Written By Brian Hicks

Posted February 27, 2012

With homeowners struggling to stay above water, credit card companies must worry about further delinquency problems, as credit card debt balloons.

Instead of just using credit cards for big ticket items (TVs, furniture), Americans are now charging gas, food, and even paying other bills with them. And some are only making minimum payments… if they can afford even that.  It’s far more difficult these days for many consumers to dig their way out of debt, since other relied upon options, such as home equity lines of credit, are no longer readily available.

National revolving debt just hit a record $957 billion in April, from $800 billion four years ago. Total credit card debt was up by 0.4% in April, according to the Fed. And Moody’s is reporting that the charge-off rate, which measures credit accounts considered uncollectible, hit 6.27% in April.

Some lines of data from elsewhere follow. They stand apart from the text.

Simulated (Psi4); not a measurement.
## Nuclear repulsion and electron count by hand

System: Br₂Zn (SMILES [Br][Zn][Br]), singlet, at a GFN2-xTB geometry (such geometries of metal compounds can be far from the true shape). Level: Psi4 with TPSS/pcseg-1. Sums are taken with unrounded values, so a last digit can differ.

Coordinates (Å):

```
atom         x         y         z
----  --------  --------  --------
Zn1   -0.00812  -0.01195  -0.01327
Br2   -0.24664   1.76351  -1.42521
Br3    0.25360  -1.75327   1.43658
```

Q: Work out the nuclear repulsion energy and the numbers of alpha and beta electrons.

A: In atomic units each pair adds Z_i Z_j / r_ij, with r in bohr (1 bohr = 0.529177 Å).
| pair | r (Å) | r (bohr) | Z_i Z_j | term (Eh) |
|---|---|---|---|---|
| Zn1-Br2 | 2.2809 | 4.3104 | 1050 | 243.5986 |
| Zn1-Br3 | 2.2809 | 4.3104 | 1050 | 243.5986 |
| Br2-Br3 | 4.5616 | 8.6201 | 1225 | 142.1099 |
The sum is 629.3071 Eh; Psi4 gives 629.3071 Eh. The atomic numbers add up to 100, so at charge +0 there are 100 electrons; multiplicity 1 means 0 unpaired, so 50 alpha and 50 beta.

Q1 consumer borrowing skyrocketed to $34 billion, the biggest amount since 2001 when the U.S. was diving into a recession. And not all of that may be paid back. Credit card investors are becoming increasingly concerned that a weaker U.S. economy will hurt borrowers’ ability to pay back debt.

Hit by cash-strapped consumer reliance on plastic amid rising gas prices, a housing slump, and rising employment, credit issuers could see earnings wacked by defaults.

“The deterioration in credit cards is accelerating faster than many had expected,” said Christopher Wolfe, an analyst at Fitch, according to CNN Money. “The message we are trying to deliver is that things are going to get worse before they get better. Thus far, credit card businesses have been profitable but that could change.”

That was 2008.

Four years later, we’re still dealing with high gas pries ($109 with $4 to $5 gas pump prices), high unemployment, housing issues, and Americans struggling with debt.

In fact, according to the New York Post, “More American households are falling back into the debt hole, this time without the safety net of home values to help bail them out.”

In 2011, “total US consumer debt hit its highest peak in more than a decade.  In December 2011, the total consumer debt — which is the combination of non-revolving and revolving debt — rose by some 9.3 percent to $2.498 trillion, according to the latest Federal Reserve Board numbers,” as reported by Fox.

“Both revolving debt and non-revolving debt increased. Revolving debt, which is credit-card debt, went up by 4.1 percent. Non-revolving debt, which includes loans for cars and education, rose 11.8 percent, the central bank’s report said.”

“Consumer credit increased at an annual rate of 7.5 percent in the fourth quarter. Revolving credit increased at an annual rate of 4.5 percent, and non-revolving credit increased 9 percent in December,” the Fed wrote in a note along with the latest monthly report, which also reviewed 2011.”

It’s still looking a lot like 2008 out there….

Credit card stocks will come down… with the exception of Mastercard (MA:NYSE) and Visa (V:NYSE).